He moved to ease concerns about the fuel tax by signalling he would introduce moves towards greener energy in a “fair, equitable and democratic” manner.
The lesson of how poorly ecological taxes can be received might be learned in other European capitals as EU member states try to address their 2020 renewable targets.
Diesel, which powers 62 per cent of French cars, has seen a price rise of nearly 24 per cent in the last 12 months, with a price per litre of around €1.48.
Pollster BVA said 26 per cent of French voters had a favourable view of the centrist president, marking a drop of three points from October. It puts Macron’s approval ratings 19 months into his term below his predecessor François Hollande (48 per cent) and Nicolas Sarkozy (29 per cent) at the same stage.
The results were published during the “gilets jaunes” (yellow jackets) protests, named after the fluorescent vests worn carried in French cars.
The movement takes issue with a planned hike in tax on fuel announced by Macron for early 2019. The protests have involved around 280,000 people and resulted in at least 528 injuries, including one fatality.
Nearly 75 per cent of people could identify with the protesters, BVA said, but only 46 per cent of respondents approved of the methods.
On Saturday, the French police have used tear gas and water cannon against fuel tax protesters in Paris after clashes erupted on the Champs Élysées.
Thousands of protesters wearing the high-visibility jackets marched in Paris, singing La Marseillaise and building barricades amid tear gas.
Bruno Binelli, 66, a retired carpenter from Lyon, told the Observer: “He’s suddenly concerned about ecology but it’s a lie, it’s a pretext to make us pay more tax. We no longer know what kind of car to buy, petrol, diesel, electric, who knows? I have a little diesel van and I don’t have the money to buy a new one, especially as I’m about to retire. We have the feeling those from the countryside are forgotten.”
Macron defiantly tweeted: “Shame on those who attacked [the police]. Shame on those who were violent against other citizens … No place for this violence in the republic.”

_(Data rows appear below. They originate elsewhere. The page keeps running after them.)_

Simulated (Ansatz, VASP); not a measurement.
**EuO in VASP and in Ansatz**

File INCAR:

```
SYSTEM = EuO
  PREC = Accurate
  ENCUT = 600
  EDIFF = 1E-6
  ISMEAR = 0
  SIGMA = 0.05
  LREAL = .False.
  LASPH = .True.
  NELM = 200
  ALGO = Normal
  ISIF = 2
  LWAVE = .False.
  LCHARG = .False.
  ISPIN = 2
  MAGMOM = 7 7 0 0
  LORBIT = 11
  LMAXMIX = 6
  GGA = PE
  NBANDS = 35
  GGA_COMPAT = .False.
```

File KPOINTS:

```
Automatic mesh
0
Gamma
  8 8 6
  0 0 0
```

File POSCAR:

They blocked road and Metro stations closed in one of the largest uprisings France has seen in years.
In defence of the fuel taxes, the president’s office said: “We have received the message from the citizens. It invites us to go further.
“In order for the ecological transition, which is necessary, not to be socially unacceptable, it must be fair, equitable and democratic. We must, therefore, mobilise all those who will make it acceptable, so as not to leave anyone behind.”